Wednesday, 22 April 2026

The least conservative Conservatives

The Tobacco and Vapes Bill will very soon become the Tobacco and Vapes Act. I've written about it for Spiked.
 

The Tobacco and Vapes Bill, which is soon to receive royal assent, is the most empty-headed and illiberal piece of legislation passed in my lifetime. It is a pathetic epitaph for a vacuous political class, a sad fart from the rotting corpse of Blairism, and a new low for the nanny state. Waved through by the political pygmies in the House of Commons and cheered on by the freedom-hating gibbons in the House of Lords, it has given a quick dopamine rush to self-righteous windbags as the British state crumbles around them.
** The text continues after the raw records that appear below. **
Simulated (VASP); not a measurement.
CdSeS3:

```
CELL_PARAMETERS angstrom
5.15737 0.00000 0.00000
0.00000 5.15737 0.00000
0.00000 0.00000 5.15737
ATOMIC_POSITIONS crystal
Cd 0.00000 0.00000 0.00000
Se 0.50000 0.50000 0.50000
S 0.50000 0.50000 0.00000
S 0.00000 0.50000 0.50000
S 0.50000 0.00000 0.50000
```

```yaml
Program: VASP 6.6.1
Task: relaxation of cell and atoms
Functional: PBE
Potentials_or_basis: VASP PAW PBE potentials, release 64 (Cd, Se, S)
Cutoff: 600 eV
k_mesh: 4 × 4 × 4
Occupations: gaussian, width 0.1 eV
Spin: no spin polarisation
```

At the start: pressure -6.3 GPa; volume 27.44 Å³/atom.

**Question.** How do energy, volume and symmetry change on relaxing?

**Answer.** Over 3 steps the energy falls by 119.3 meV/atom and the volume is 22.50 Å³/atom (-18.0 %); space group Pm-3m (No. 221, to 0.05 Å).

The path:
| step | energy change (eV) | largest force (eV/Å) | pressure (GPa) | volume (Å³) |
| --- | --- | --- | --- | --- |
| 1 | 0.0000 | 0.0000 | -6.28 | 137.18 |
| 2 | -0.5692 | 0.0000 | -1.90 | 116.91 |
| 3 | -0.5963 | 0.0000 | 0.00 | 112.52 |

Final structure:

Most people have been only vaguely aware of what the new law says, but the media coverage yesterday alerted millions to the fact that the so-called generational smoking ban has nothing to do with smoking in pubs (which was banned in 2007) or selling cigarettes to children (which was banned in 1908). Instead, it will create an almost surreal two-tier society in which people born after 2008 become permanent children in the eyes of the law. 

 
 
Tory leader Kemi Badenoch has described the generational tobacco sales ban as the least conservative policy of the last 14 years (it was put into motion, lest we forget, by Rishi Sunak). Most of the 41 MPs who voted against it yesterday were Conservatives (all the Reform MPs voted agin and there were four liberal Lib Dems), but there were quite a few Tories who didn't, including Sunak himself and a few obvious ones like Bob Blackman (ASH's man in parliament) and Caroline Johnson (horrendous nanny statist). Former ministers such as Jeremy Hunt and Steve Barclay did the walk of shame to join Labour MPs in voting for prohibition and a two-tier society (no Labour MPs voted against). 
 
The rest of the alleged conservatives were: 
 
John Glen
Geoffrey Clifton-Browne
Peter Fortune
Helen Grant
Damian Hinds
Neil Hudson
Alicia Kearns
John Lamont
Robbie Moore
Andrew Murrison
Joe Robertson
Neil Shastri-Hunt
David Simmonds
Graham Stuart
Martin Vickers
Mike Wood
 
They all voted for a policy which their leader says, correctly, is profoundly unconservative. None of them had to do it - the Bill was bound to pass. They did it because they wanted to. This is the kind of thing that really gets them going.
 
I'm not necessarily saying that all these freedom hating authoritarians should be kicked out of the party, but how is Caroline Johnson - who is not only an anti-smoking zealot but also a crank about vaping - the shadow health secretary?! So much for the party being under new management.